Leader of the Opposition Godwin Friday has explained why opposition lawmakers did not submit to Parliament a question about the Minister of Finance Camillo Gonsalves’ alleged involvement in the Yugge Farrell sex scandal.
Friday told the New Democratic Party press conference on Wednesday that he honestly thought that the minister would have used the “Statement By Minister” segment of the Jan. 30 meeting of Parliament to say what he knows about the saga.
Farrell, a 23-year-old former model half the minister’s age has claimed that he cheated on his wife with her for years.
The NDP has called on the finance minister to explain himself or resign, as the court sent Farrell for three weeks of psychiatric evaluation after she was charged with using abusive language to the minister’s wife.
Amidst the NDP’s repeated calls for the minister to explain himself, they did not include on the Jan. 30 order paper a question about the scandal, a point made on Monday by prominent lawyer, Parnell “PR” Campbell, QC, on his weekly television programme, “The Law and You”.

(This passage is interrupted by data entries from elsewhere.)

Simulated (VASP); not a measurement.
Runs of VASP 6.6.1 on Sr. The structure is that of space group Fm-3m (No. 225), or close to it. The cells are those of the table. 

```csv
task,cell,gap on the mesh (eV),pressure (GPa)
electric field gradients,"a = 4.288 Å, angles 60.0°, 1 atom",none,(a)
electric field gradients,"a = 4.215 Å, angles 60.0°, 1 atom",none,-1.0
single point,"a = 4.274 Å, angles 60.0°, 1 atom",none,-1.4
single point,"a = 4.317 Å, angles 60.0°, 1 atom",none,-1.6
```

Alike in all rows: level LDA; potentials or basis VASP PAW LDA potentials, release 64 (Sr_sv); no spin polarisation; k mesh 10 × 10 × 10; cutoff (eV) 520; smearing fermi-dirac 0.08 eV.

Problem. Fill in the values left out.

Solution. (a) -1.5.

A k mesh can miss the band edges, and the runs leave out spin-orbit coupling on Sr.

Campbell said he was surprised that opposition lawmakers walked out of Parliament on Jan. 30 after the minister did not comment on the scandal.
“I found that strange, because there was some agitation directed at the Honourable Camillo, agitating that he ought to make a statement, but not one of them tabled a question to him. I know this is politics and sometimes you don’t discern what the strategies are at the moment.
“But the question that lingered with me was how come they walked out on the ground that he was not making a statement but did not ask him any question.”
Campbell said that his comment was not an indication of his agreeing that Camillo should make a statement.
“Because from what I have read in that saga, no allegation was made against him touching and concerning the discharge of his responsibilities as a minister,” Campbell said.
The finance minister has remained mum, apparently following the advice of his father, Prime Minister Ralph Gonsalves, to maintain a “dignified silence”.
Friday said that the NDP’s repeated calls for an explanation have not been condemnatory.
“We did not judge him one way or the other. We have said, listen you are a public figure, you have an important office, you have a duty to the people to do so.
“He did not do so publicly. He was told, advised, not to do so. Honestly, I am not kidding you here: I thought that he would take the opportunity in the Parliament under the Statements by Ministers, which is on the Order Paper.
“That is the place that screams out to you and that say if I have something to say to the people, this is where I would say it. So, at the very last resort, this is where you ought to say it. And I sat and I waited.”
Friday said he had discussed with his parliamentary colleagues the course of action that the minister was likely to take, and some of them had posited that the minister would not have made a statement in Parliament.
“I said that’s where it ought to be done as a last resort and I was disappointed, but it was stronger than that, I felt that this was so contemptuous. Here you have a statement by ministers on the order paper.
“It is not my obligation, my duty to bring a question to ask him to say what? To say what you know about the scandal? The first thing they would say, this matter is sub judice, you don’t have any comment about it because the matter involves somebody who is in the court.
“In any event, he has an obligation beyond what I, as the Leader of the Opposition or any member of the Parliament ought to pull and coax out of him.”
Friday said that when he rose in Parliament on Jan. 30, it was to remind the finance minister of his obligation and to encourage him to use the opportunity to make a statement.
“That is much more effective than putting it in writing on a piece of paper and submitting it as a question. I stood up in the Parliament; everybody saw and still, silence.
“But he spoke on behalf of everybody else in the Parliament,” Friday said, referring to the Budget Debate one week later in which only the finance minister spoke, after the opposition again walked out of Parliament.
Friday said that if the minister continues to remain silent, the people will make their judgment on that.
“But we will continue to say that he has an obligation to do so. The people of St. Vincent and the Grenadines, we are not fools. They don’t live, as they said on the placards, they don’t live on anybody’s plantation anymore,” he said.
“They put the people in the Parliament. I say to the people of this country, take your responsibility seriously. When they don’t respect you, you don’t have to vote for them. Get rid of them. And this is what happened in this case. That’s showing a lack of respect for the people of this country, the people who put you there, who elected you. You have a ‘dignified silence’.
“What is it? It’s beneath you? Is that what you are saying, it is beneath you to respond to the people?”
Friday said that the finance minister has disrespected the people by refusing to comment on the scandal.
He pointed out that the scandal has attracted international attention and was recently reported on by the New Statesman, a British political and cultural magazine.
“I read that last night with some alarm. Because this is somebody, who I am told, was here as a tourism journalist primarily and got caught up with the stuff that’s the most important story while she was here, wrote this in a British, well reputed, left-wing news magazine called the New Statesman,” he said of the article and its writer.